The cartoon has its moments. Bat Guy addresses his fickle young TV viewers:

Bat Guy: Now, remember kiddies, keep those box tops coming in. 10,000 box tops will win you a genuine Bat Guy suit like I wear. Smaller, of course. Please send them in, kids. I implore you. It’ll help your uncle Batty. You see, since I wear a mask, I can be easily replaced and I know you keen boys and girls wouldn’t want that (nervous laugh).

Yogi’s outfit arrives in the mail.

Yogi: It fits, Boo Boo. How do I look?
Boo Boo: With that mask on, Yogi, you look like a fat raccoon.

Yogi lets the comment slide. Not even an annoyed reaction take. Too bad.

Once airborne like a bat, Yogi flies toward the picnic area.

Yogi: The batty bear moves in on his prey. Hey, hey, hey!
Boo Boo (to himself): “Batty bear” is right.

Boo Boo doesn’t make observations very often, but they’re funny when he does. Mike Maltese always had Blabber or Baba Looey make comments about the starring character to the camera but the tone was kind of bemused. Foster uses a different attitude. Boo Boo’s making a verbal eye roll at Yogi, essentially saying “Yogi’s being an idiot again.” When he was at his best, Foster’s writing at Hanna-Barbera strikes me as more cynical than Maltese’s, who was quite content with oddball wordplay instead. As a side note, Don Messick turns in another fine performance. His read of Boo Boo’s line here couldn’t be better, and I love his vocal attitude change when Ranger Smith becomes clearly annoyed at getting a phoned complaint about a flying bear (“Gonna stick with it, eh?”).

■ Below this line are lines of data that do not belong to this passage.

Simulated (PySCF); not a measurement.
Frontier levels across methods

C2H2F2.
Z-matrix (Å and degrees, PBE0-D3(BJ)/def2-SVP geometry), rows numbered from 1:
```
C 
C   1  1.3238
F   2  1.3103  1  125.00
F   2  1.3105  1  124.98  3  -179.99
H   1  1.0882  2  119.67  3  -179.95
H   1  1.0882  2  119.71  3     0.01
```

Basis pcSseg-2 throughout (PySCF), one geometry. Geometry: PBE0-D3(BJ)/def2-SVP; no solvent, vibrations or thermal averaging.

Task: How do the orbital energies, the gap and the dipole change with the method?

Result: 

Art Lozzi is the background artist. Here’s his Jellystone background used in a number of scenes, with rocks on an overlay.

More Lozzi. The vines over the cave entrance are a nice touch. And we all missed those colours in the shot of the bluff when watching this in 1961.

Ernie Nordli, who did some wonderful work for Chuck Jones at Warners, laid out the cartoon. My favourite layout is the scene from Yogi’s perspective looking down at Boo Boo on the bluff. Yogi, in shadow, crosses the screen. I wish the studio did this kind of thing more often instead of treating the action as an audience watching a stage with characters moving horizontally. A nice setting by Lozzi, too.

Yogi and Boo Boo have rounded jaws in profile. Bob Bentley is the animator.


Back to the plot. It’s a draw. Yogi agrees to give back the picnic baskets he stole if Ranger Smith doesn’t write a report about what he did. The tag scene has Ranger Smith trying on the Bat Guy suit to see if he can fly because of the “strong up-draught” at Lover’s Leap. It doesn’t work. Smith crashes to the sound effect of a ratting garbage can. Bentley gives us teeth.

“That Lover’s Leap is mighty steep. Nyea-hey-hey!” Yogi rhymes to end the cartoon. The solo trumpet cue accompanying it doesn’t really work me; I’d expect something with a positive, major chord to finish things off. I’m not crazy about the “March of the Duplicate Fred Flintstones” cue used when Ranger Smith’s on the phone. I mentioned earlier the ranger’s mood changes; the mood of the music doesn’t change to match it. A hazard of using a cue library.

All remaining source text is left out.